Joe Biden today has taken over as the 46th president of the United States. The 45th president, Donald Trump, continues to sulk over his electoral repudiation (and, presumably, frets over his looming legal problems).

One-term presidents seldom shine in historical retrospect, and Trump — who spent his four years as president defying traditional norms and battering the integrity of our institutions — is almost certainly destined with the passage of time to be regarded as one of the worst, if not the worst, chief executives in the nation’s history.

How long it will take to repair the damage Trump did to the American political system depends less on his successor in office but on Trump’s partisan allies.

One of the most astounding facts of the past four years is how rapidly and thoroughly Trump took over the highest levels of the Republican Party. Senators and presidential hopefuls Lindsey Graham of South Carolina, Ted Cruz of Texas and Marco Rubio of Florida, all of whom denounced Trump as wholly unqualified for the presidency during the 2016 primaries, spent the next four years genuflecting to their new master, with Cruz going so far as to attempt to sabotage the Electoral College on Trump’s behalf.

The Republican Party, pre-Trump, stood for free trade, fiscal restraint and strong international alliances. Trump unilaterally reversed those stands. He ignited tariff wars, expanded the deficit and weakened NATO, and the party went along with his whims with minimal complaint. He also openly embraced white supremacy, which the party had long tolerated but not acknowledged.
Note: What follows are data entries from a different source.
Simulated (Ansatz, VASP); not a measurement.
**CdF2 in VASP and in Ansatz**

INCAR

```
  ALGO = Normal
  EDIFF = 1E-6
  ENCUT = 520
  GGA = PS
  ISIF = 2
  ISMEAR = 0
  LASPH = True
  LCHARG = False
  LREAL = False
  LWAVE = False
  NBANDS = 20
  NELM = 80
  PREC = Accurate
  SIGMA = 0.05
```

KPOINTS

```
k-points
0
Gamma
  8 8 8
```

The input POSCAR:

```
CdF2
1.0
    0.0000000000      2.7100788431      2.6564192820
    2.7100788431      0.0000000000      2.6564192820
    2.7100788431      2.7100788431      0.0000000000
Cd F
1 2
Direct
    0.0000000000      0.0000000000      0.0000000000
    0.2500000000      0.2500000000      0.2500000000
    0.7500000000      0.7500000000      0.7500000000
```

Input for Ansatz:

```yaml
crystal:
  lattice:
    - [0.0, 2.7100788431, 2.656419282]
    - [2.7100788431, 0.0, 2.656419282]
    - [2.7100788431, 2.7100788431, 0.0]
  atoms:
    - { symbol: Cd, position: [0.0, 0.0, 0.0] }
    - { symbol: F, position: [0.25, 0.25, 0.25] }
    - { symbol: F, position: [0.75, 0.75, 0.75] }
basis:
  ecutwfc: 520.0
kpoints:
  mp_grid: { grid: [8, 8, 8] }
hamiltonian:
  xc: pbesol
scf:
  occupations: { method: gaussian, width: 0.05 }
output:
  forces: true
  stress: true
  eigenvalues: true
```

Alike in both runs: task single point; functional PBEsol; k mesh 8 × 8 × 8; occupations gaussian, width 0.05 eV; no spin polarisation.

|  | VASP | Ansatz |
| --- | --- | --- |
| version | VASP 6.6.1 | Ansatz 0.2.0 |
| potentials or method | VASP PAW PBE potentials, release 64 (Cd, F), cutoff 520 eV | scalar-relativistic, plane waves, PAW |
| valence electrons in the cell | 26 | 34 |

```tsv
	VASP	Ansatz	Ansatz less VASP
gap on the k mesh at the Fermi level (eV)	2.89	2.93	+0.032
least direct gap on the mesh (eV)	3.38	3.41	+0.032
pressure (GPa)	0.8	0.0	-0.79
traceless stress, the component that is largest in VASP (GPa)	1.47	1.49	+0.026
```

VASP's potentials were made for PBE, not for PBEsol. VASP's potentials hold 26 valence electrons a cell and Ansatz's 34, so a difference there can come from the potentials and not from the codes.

For months there has been speculation that the “never-Trump” faction of the Republican Party — electorally vocal but not a genuine governmental factor — might split off to form a traditional conservative party. This weekend there were reports that Trump himself is contemplating abandoning the GOP to create the “Patriot Party.”

So the Grand Old Party, having lost the popular vote in seven of the past eight presidential elections, is at a stressful crossroads. Will it remain one party, or splinter into electorally irrelevant fragments? If it survives, will it continue on Trump’s course of nationalistic, conspiratorial authoritarianism, or will it revert to its previous principles?

If the former, can the American political system survive a major party that openly appeals to white supremacy and refuses to admit losing an election? If the latter, would the electorate believe the sincerity of another conversion?

The answers are vital to the future of the American Experiment. And they have little to do with Joe Biden.